A great deal of the sin in our lives is little more than a lame attempt to protect ourselves from the possibility of being sinned against. Whether it’s a preemptive strike or a full-scale retreat, we’ll do just about anything to avoid the hard work of loving others. But the way to God is through loving others. “There is no fear in love, but perfect love casts out fear. For fear has to do with punishment, and whoever fears has not been perfected in love” (1 John 4:18). We long to be perfect, but God’s perfect work in us cannot be completed without a willingness to expose ourselves fully to the people and situations God has placed before us.
Even the difficult matters in our lives are signs of God’s love for us. When we can place ourselves before those circumstances, neither shrinking back not attacking, the perfect love of God can be fully manifested in us.

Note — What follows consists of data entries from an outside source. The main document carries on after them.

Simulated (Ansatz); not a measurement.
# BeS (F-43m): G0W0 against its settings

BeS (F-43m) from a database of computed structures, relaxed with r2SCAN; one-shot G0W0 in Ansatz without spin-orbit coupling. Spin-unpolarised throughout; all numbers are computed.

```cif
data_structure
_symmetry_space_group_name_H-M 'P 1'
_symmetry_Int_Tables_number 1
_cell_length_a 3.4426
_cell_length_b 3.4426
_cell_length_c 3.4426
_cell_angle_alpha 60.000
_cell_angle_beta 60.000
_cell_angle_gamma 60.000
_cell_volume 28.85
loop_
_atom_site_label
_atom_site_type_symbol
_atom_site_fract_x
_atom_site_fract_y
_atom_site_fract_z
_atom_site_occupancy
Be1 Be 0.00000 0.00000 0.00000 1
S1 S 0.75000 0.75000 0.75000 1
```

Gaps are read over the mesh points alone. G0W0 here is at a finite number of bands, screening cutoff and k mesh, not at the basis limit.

Almost all of us struggle with fear, whether we show it or not. No less a man than Timothy—who helped Paul write the books of 2 Corinthians, Philippians, Colossians, 1 and 2 Thessalonians, and Philemon—clearly struggled with fear throughout much of his ministry. Consider the advice from Paul, near the end of his life and while in prison, to the man who by this time had become bishop of Ephesus:
I am reminded of your sincere faith, a faith that dwelt first in your grandmother Lois and your mother Eunice and now, I am sure, dwells in you as well. For this reason I remind you to fan into flame the gift of God, which is in you through the laying on of my hands, for God gave us a spirit not of fear but of power and love and self-control.
Therefore do not be ashamed of the testimony about our Lord, nor of me his prisoner, but share in suffering for the gospel by the power of God, who saved us and called us to a holy calling, not because of our works but because of his own purpose and grace, which he gave us in Christ Jesus before the ages began, and which now has been manifested through the appearing of our Savior Christ Jesus, who abolished death and brought life and immortality to light through the gospel, for which I was appointed a preacher and apostle and teacher, which is why I suffer as I do. But I am not ashamed, for I know whom I have believed, and I am convinced that he is able to guard until that Day what has been entrusted to me. Follow the pattern of the sound words that you have heard from me, in the faith and love that are in Christ Jesus. By the Holy Spirit who dwells within us, guard the good deposit entrusted to you. (2 Timothy 1:5–14, emphasis mine)
What’s Paul’s remedy to fear, then? Several exhortations come up here:
- Remember your faith, and who you are in Jesus (v. 5).
- Take the spark God’s given you, and fan it into a flame (v. 6).
- Exert the “power of love and self-control” you’ve already received (v. 7).
- Be willing to take some heat for the gospel you believe (v. 8).
- Remember that Christ conquered death—what more is there to fear (v. 10)?
- Accept suffering as part of the package of both sanctification, and of life itself, and realize that even in those times God’s protection remains upon you (v. 12).
- Do what you know to be true and right. Obey God, faithfully and in love (v. 13).
- Through the Holy Spirit, guard what God’s already given you (v. 14).
Which of these is at the top of your list right now? In what ways can you step out of fear and into “life and immortality to light through the gospel”? Eternal life begins now. So lay down your fear, and step boldly into the light.
Lay It Down Today
If you can’t do this final activity immediately, do it in the next twenty-four hours: Read Paul’s two letters to Timothy in one sitting. They’re ten fairly modest chapters (less than two hundred verses total), but chock full of fatherly advice and en-courage-ment to a son in the faith. As you read, put yourself in Timothy’s place, reading these personal letters from a spiritual father he might never see again in the flesh. Think of these letters as a mentor writing to you, sharing his life experience while he still has the opportunity. Feel the immediacy.
After reading, ask God to show you how to act upon what you’ve just read. Which of Paul’s words struck you hardest, and why? What does God want to do with that? Spend time praying through that, “pushing” God for an answer. Don’t stop until you’re satisfied you’ve laid all out your fears, anxieties, and concerns before God. Then let him go to work, and watch what happens.